The Rocky Mountain 3-Gun World Match lasted six days this year; five days of competition and a final day for shoot-offs and awards. While my performance was a bit dismal, it was one of the best matches I have ever attended.

One reason was the company. Among others, I was squadded with the Miculek family and that made the experience so much better.

Jerry Miculek is perhaps the best all-around shooter alive, his wife Kay is one of the top woman shooters in the world and their daughter Lena is on her way to surpassing both of them.


Many readers know Jerry from his YouTube channel and his appearances on television. He rose to fame shooting double action revolvers with incredible speed, but I can tell you that he is fast and accurate with any gun you put in his hands. He is a hard core competitor and has been for years. Most exhibition shooters will never put their skills to the test in public by shooting competition; it’s bad for business if things go south. But, Jerry is not afraid to put it on the line. He, of course, won the Open Class at this match and his USA-1 team won the team event, beating another American team and two Russian teams. Lena took High Lady Overall and won the lady’s shoot off. Kay was high Lady in Open Class.

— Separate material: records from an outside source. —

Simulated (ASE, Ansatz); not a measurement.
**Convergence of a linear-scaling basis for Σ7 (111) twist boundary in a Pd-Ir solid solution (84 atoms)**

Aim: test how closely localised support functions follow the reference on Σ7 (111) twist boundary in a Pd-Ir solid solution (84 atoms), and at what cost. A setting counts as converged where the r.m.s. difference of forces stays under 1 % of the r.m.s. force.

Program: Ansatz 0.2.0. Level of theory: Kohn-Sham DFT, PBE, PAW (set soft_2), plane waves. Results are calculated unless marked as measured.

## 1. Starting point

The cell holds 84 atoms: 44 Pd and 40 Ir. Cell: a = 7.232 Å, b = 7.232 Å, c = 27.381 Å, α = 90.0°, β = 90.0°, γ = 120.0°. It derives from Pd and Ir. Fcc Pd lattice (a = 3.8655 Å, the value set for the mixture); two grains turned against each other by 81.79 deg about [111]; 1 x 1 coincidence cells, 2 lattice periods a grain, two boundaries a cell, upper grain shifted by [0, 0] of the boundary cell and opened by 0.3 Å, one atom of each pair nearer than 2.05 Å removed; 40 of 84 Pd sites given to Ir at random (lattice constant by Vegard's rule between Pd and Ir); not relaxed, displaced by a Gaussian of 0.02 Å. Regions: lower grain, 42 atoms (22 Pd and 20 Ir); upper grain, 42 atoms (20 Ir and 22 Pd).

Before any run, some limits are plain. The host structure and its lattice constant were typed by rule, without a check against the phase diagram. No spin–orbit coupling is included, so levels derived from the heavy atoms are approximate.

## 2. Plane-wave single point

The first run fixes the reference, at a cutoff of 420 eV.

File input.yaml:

But then again, the entire world knows they are great shooters. So, let me tell you a little about the Miculeks you might not know. I have squadded with them several times in past matches, but this time I was also sharing a cabin with them and several other shooters. That gave me a little behind the scenes insight to these shooters.


Jerry and I are just a few months apart in age and we are both hard core gun guys, so we spent a lot of time talking guns, handloading, shooting and politics. We also swapped stories about growing up. We were at opposite ends of the country, he in Louisiana and me in Vermont. Of course, the stories always had a gun or two involved. The stuff we shot at might have been different, but the stories were the same. When we were snot-nosed kids Jerry was shooting fish, snakes, nutria and gators while I was blasting porcupines, skunks, woodchucks and some other critters I won’t mention as I don’t know the statute of limitations. But the similarities were remarkable and as I said one night, “every kid should grow up that way.”


Kay comes from a shooting family. Her dad was Jim Clark, Sr. and her brother is Jim Clark, Jr. With this legendary gunsmith and shooter family guiding her she was shooting competition at six years old. She described her childhood to me one night over a cold beer and it was clear that this lady was a Tomboy with a gun.

Lena? Well Lena is their daughter, they live on a place called “Shootout Lane” what do you expect? Lena is a driven and talented shooter. At 19 years old, she is just getting started.


All this didn’t come easy and there is a side to their success that the public never sees. They are the hardest working people in shooting and, given the company, that’s a bold statement. By the time she makes it back home Kay will have been gone almost two months. She is traveling the country, teaching classes and shooting matches. Jerry’s schedule is not much different. They left that match and headed to the next one in an overloaded SUV hauling a trailer. After the next match, Jerry was flying home, shooting some video and then heading to another match. (At least I think I got it right, it’s hard to keep up.) The concept of downtime or “veg-ing” is outside of their world. These are people who know that to be the best you need to work the hardest.


They arrived at the NRA Whittington Center several days early to adjust to the altitude (we were shooting at nearly 7,000 feet above sea level, while they live at 14 feet) and to walk the 15 stages we would be shooting. Most shooters get to an important match early enough to walk the stages . . . once. The Miculeks walked them multiple times. I don’t mean once or twice, but well into double digits on the tough stages. When we finished shooting for the day, exhausted and spent, most of us wanted to head to the cabin, sit down and have a cool drink. The Miculeks found an empty stage or two and walked it again and again and again. They fine-tuned their strategy, comparing notes with each other until they were clear in their heads every step of the stage. They choreograph a stage like a ballet, knowing where to place their feet, where to load and where to shoot. Then they drill it over and over and over until it’s perfect.


When they are not doing this, they are shooting. Several days they went to the range to practice. We all shot some skeet, but they got up early to catch the calm to practice long range rifle several mornings in a row. They also spent a lot of time practicing shooting weak hand side with all guns. Both of these proved important in this match. They check and re-check their equipment, including checking zeroes over and over again. They are the first ones up every morning and even when drinking their coffee they have their notes on the table and are going over strategy for the day’s stages, looking for any flaws in the plan.


Simply put, the Miculeks are the hardest working family in shooting. But, somehow they always found time to answer my questions and help me with my stage strategy too. Jerry helped to identify some flaws in my technique and told me how to correct them. Lena walked me through most of the stages, showing me strategy and teaching me how to break down a stage.


Shooting with them is like traveling with rock stars, everybody wants to meet them. Still, they are always friendly, humble and gracious. I know they are trying to focus on winning the match, but in all the years I have known them I have never seen any of the Miculeks refuse a request for a photo, an autograph, some advice or just a chance for a fan to say they met and talked with them.

The Miculeks are true champions in every sense of the word and I am proud to call them my friends.